Taking it Out into the Streets



I was reading this simple article in the Bangor Daily News just now, and I was thinking about the futility of protest. Engaging in acts of civil disobedience or waving signs won't change any politician's mind, and history has shown that it ends up repelling the people that protesters most need to attract to their cause. Maybe a few TV reporters show up, or a picture and an article about a protest makes the daily newspaper somewhere well below the fold. But that's it.

It's easy to forget what a huge impact anti-Vietnam protests had in the United States during the 1960s and 1970s, at least according to what I read and what people who lived through that period tell me. Lots of people realized that their viewpoints were not being represented in the political system, and they only way they could get themselves heard was by taking their message out into the streets. They succeeded in creating an impression that the war was unpopular, and they forced mainstream culture and the mass media to confront the fact there was mobilized opposition to the war.

And yet, if you read the political literature that surveys the period, more people were concerned about the cultural impact of the protestors (drugs, nontraditional lifestyles, feminism, homosexuality, lawlessness) than were worried about the way the war was going. "Law and Order," which invoked images of both urban riots and the counter-culture, was a recurring, high-profile issue in presidential campaigns as late as 1988 or 1992. And, if you judge attitudes on both Vietnam and Iraq according to polls, the Iraq war is far more unpopular than the Vietnam War ever was. Most polls never found opposition to the Vietnam conflict any higher than 40 to 45 percent, which we eclipsed long ago with regard to Iraq.

So, in thinking about this woman's crusade in Bangor, I'm torn. On one hand, I read her claim that she has a "moral responsibility" to occupy the [Olympia Snowe's] office in protest because "each of us Mainers are complicit to what is going on in Iraq" with an admiring eye. She's correct that, if she believes that the Iraq policy is a state act and it is being carried out in each of our names, she has a responsibility to do what she can to stop it. Yet her actions may inspire hostility to her cause rather than sympathy with it.

I remember the Iraq war protests in New York back in 2003: I was repeatedly urged by friends and acquaintances to join them, but I didn't get involved. I figured I'd get billy-clubbed, arrested, or worst of all, the whole thing would be a waste of time. Besides, I considered myself too much of a sensible moderate to engage in such acts, so I just quietly told people why I thought it was a bad idea to invade Iraq and left it at that.

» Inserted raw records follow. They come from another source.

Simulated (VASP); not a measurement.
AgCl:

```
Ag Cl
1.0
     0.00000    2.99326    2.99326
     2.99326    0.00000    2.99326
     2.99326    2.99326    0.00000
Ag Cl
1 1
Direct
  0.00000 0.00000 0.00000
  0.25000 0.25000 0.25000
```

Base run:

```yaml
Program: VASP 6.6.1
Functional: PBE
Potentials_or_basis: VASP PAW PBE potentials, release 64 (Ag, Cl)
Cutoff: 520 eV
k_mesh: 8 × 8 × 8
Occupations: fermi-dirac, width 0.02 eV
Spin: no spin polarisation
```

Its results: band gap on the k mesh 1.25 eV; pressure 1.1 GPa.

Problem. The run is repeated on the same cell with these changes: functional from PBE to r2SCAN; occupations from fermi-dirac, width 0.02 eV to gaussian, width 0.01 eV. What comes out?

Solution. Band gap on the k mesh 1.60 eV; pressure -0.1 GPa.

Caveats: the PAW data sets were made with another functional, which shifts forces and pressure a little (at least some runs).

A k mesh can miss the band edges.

Well, one thing is clear to me: both parties, the mass media, the punditry, and most "sensible moderates" like myself turned out to be wrong about this war. Our voices should have been louder. The protesters that were peaceful but forceful were right. And I haven't read too many people saying that in "sensible" circles.

At the very least, one would think that the far left civil disobedience-types would have a bit more credibility with reporters and most national opinion leaders than they had before 2003. But I would be very surprised if that's the case. Protesters will continue to be people like Nancy Hill, doing what they do, maybe helping their cause, but probably hurting it.